By Vanessa Clarke, Education Reporter & Daniel Wainwright, BBC Verify
BBC News
A drastic decline in childminders could lead to a shortage of places, early years providers are warning.
There were 9,800 fewer childcare workers in 2022 than in 2019, with childminders down by a fifth.
Some have told the BBC they are being forced to leave because of a lack of pay and appreciation.
Childcare places in England fell by 2% this year, but the government says the population of pre-school children is also decreasing.
Working parents of three and four-year-olds are currently eligible for 30 hours of government-funded childcare during term time. By September 2025 this will be extended to children from nine months old.
But the sector is facing severe workforce challenges.
Becky Hiton, a former teaching assistant and single mum from the Wirral, has been childminding for 10 years. She only takes on children who do not have access to government-funded hours, because she says the amount paid is too low.

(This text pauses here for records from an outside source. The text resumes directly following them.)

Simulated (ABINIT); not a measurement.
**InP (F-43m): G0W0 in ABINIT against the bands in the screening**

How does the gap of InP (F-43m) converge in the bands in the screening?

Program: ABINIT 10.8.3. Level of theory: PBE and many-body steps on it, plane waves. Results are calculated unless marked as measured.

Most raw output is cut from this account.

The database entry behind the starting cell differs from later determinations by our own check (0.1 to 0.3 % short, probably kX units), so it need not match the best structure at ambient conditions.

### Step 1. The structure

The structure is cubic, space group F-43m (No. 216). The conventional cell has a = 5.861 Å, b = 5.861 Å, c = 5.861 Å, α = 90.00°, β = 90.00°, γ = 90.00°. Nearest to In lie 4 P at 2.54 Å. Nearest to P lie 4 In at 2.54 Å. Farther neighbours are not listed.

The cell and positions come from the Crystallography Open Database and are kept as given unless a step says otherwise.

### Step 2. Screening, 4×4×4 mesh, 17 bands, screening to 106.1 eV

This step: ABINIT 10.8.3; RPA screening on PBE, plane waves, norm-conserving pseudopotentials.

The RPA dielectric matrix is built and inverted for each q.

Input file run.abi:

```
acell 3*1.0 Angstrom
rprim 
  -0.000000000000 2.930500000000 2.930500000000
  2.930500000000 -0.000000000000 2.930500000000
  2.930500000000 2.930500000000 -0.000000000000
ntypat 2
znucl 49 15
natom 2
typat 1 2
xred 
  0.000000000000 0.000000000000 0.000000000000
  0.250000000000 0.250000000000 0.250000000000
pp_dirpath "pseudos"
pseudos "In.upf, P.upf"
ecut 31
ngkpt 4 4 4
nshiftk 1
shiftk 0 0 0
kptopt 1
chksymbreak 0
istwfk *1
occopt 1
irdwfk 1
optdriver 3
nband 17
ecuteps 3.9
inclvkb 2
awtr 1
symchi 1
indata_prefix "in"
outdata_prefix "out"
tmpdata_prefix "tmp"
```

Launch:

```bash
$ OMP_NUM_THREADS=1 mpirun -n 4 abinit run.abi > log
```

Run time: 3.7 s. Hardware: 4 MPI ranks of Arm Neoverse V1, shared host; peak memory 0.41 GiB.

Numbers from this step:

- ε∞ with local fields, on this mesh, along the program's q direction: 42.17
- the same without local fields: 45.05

Once the government is paying for all pre-school children of working parents to have 30 hours, she says she will have to leave the profession: “I’m all for helping parents, but the payments they are offering are nowhere near what I charge now, so I wouldn’t make ends meet.
“My families are happy with everything I offer so it would be a shame to throw it all away, but I need to keep my household running.”
In just one year, between March 2022 and 2023, registered childminders in England fell by 3,500 (11%) – meaning a loss of more than 20,000 childcare places, data from Ofsted shows.
Helen Donohoe, chief executive at the Professional Association for Childcare and Early Years, says the numbers “are absolutely falling off a cliff” and that in a decade there will be less than a thousand left, leaving parents with “a lack of choice”. She says almost half of people who work in the sector are on in-work benefits.
At a weekly gathering of the Wirral Childminding Association, which was set up for rural childminders to help and support each other, some are questioning their future.
Nikki Griffiths, who runs the group, says childminders are like “micro-nurseries” who have to follow an early years curriculum and do training in their own time, but they are sometimes not seen as professionals.
She says her local authority pays £4 an hour for three and four-year-olds, so with three children under the age of five, she earns £12 an hour before she has paid for anything else, including training, insurance, utilities and food. “We feel so undervalued.”
From September, the rate the government will pay on average will increase to £5.62 per hour for three and four-year-olds and £7.95 for two-year-olds. But early-years charities says the cost of providing these places is much higher.
As well as childminders, the number of staff working for school-based nurseries and for nurseries run by voluntary organisations is falling. Private nurseries were the only type of childcare provider to be employing more staff in 2022 than they were in 2019.
The most recent figures show there are 334,000 early-years workers, down 10,000 on the peak seen in 2019.
The government says it is launching a national campaign to support the recruitment and retention of staff.
To help combat childminders leaving, it is also offering payments of £600 for those who sign up, and £1,200 for those who join through an agency.
Proposals to help providers recruit and retain staff include getting rid of the need for a maths qualification, and changing ratios.
But Neil Leitch, from the Early Years Alliance, says the plans “are unlikely to be enough to boost workforce numbers” and “risks a de-professionalisation of the workforce”.
The National Day Nurseries Association says one way of plugging the gap could be allowing the sector to recruit from abroad.
Zoe Raven, founder of Acorn Early Years Foundation, which is a social enterprise, would love to expand and open new nurseries but the workforce issue is stopping her.
“I can’t come up with a whole new staff team”, she says.
One of her nurseries in Milton Keynes, Jubilee Wood, currently makes a loss, as most of the children rely on government-funded hours. It is subsidised by nurseries in more affluent areas, which charge higher fees.
Zoe worries that when the government’s expansion is fully in place, “there will be an awful lot of women who won’t be able to get back to work after they have taken maternity leave”.
MPs from the education committee are expected to release their report into the childcare sector later this week.
The Department for Education (DfE) says it is rolling out “the single biggest investment in childcare in England ever, set to save a working parent using 30 hours of childcare up to an average of £6,500 per year”.
The DfE official adds: “To make sure there are enough places across the country, we will be investing hundreds of millions of pounds each year to increase the amounts we pay providers – and will be consulting on how we distribute funding to make sure it is fair.”